Despite revenue accrued from the oil sector and the seemingly stable infrastructure, many MENA countries continue to suffer from strained power resources. According to Philipp Lotter, senior vice-president at Moody’s Investors Service, power shortages and temporary blackouts have already affected countries with particularly tight supply margins, such as Kuwait and Saudi Arabia, and these are likely to increase, particularly where utilities are unable to fully execute their expansion plans.
Estimates suggest that up to $50 billion could be spent in the Gulf Cooperation Council (GCC) countries by 2015, to add 60GW of capacity although even more will be needed to modernize the region’s transmission and distribution networks. With a power demand growth of around 7%, Saudi Arabia plans to increase its industrialization plan adding an additional 37 GW of generation capacity by 2017.

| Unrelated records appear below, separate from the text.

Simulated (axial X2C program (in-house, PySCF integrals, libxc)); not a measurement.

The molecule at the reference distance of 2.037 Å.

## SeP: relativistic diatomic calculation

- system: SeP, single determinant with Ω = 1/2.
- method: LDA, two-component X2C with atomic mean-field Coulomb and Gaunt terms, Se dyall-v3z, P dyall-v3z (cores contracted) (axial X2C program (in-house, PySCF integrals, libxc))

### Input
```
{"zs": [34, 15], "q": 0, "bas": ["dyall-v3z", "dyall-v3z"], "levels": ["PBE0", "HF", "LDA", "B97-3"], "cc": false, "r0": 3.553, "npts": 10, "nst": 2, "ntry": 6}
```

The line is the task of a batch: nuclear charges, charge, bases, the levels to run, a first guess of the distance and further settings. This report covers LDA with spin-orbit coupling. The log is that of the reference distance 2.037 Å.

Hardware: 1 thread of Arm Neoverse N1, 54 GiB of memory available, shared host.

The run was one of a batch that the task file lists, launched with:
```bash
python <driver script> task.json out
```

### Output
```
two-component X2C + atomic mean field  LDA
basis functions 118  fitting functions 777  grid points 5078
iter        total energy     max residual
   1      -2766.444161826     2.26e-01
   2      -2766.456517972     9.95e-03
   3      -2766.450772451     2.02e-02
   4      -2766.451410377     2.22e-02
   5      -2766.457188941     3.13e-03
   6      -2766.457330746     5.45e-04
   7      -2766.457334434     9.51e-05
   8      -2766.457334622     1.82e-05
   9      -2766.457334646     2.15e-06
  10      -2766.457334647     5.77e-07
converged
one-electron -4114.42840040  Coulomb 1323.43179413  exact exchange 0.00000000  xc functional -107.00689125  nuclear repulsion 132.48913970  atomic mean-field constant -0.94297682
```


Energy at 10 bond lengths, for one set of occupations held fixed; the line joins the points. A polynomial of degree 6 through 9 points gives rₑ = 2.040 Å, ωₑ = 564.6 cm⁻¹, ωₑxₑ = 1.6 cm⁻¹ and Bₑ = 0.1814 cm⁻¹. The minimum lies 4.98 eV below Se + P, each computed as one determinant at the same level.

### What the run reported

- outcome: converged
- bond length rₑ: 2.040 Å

Iran is planning to add nearly 30GW of electricity generation capacity with the building of new plants and the overhaul of existing ones and the UAE is planning to expand its 9.5GW of installed capacity by more than 50% over the next decade.
Studies are being conducted to connect Egypt, Libya, Tunisia, Algeria, and Morocco that would upgrade their networks from 220kV to 500kV systems. Jordan, Egypt, and Syria are linked via co-operation arrangements, Jordan buys up to 150MW of electricity a day from Egypt to satisfy peak load demand.
Until now, MENA states have tended to go for large combined-cycle gas-powered electric plants, due to high thermal efficiency, the low cost and the availability of cheap gas feedstock. But the new requirements will call for a wider array of energy forms. Thus nuclear energy is becoming more of a possibility.
Most importantly, renewable energy is making headway across the region as there is an abundance of solar with major solar energy project, Masdar City in Abu Dhabi, underway. Solar projects are also under way in Egypt, Algeri,a and Morocco and are being encouraged in the countries bordering the Mediterranean through the Mediterranean Solar Plan, which is being developed in the framework of the Union for the Mediterranean.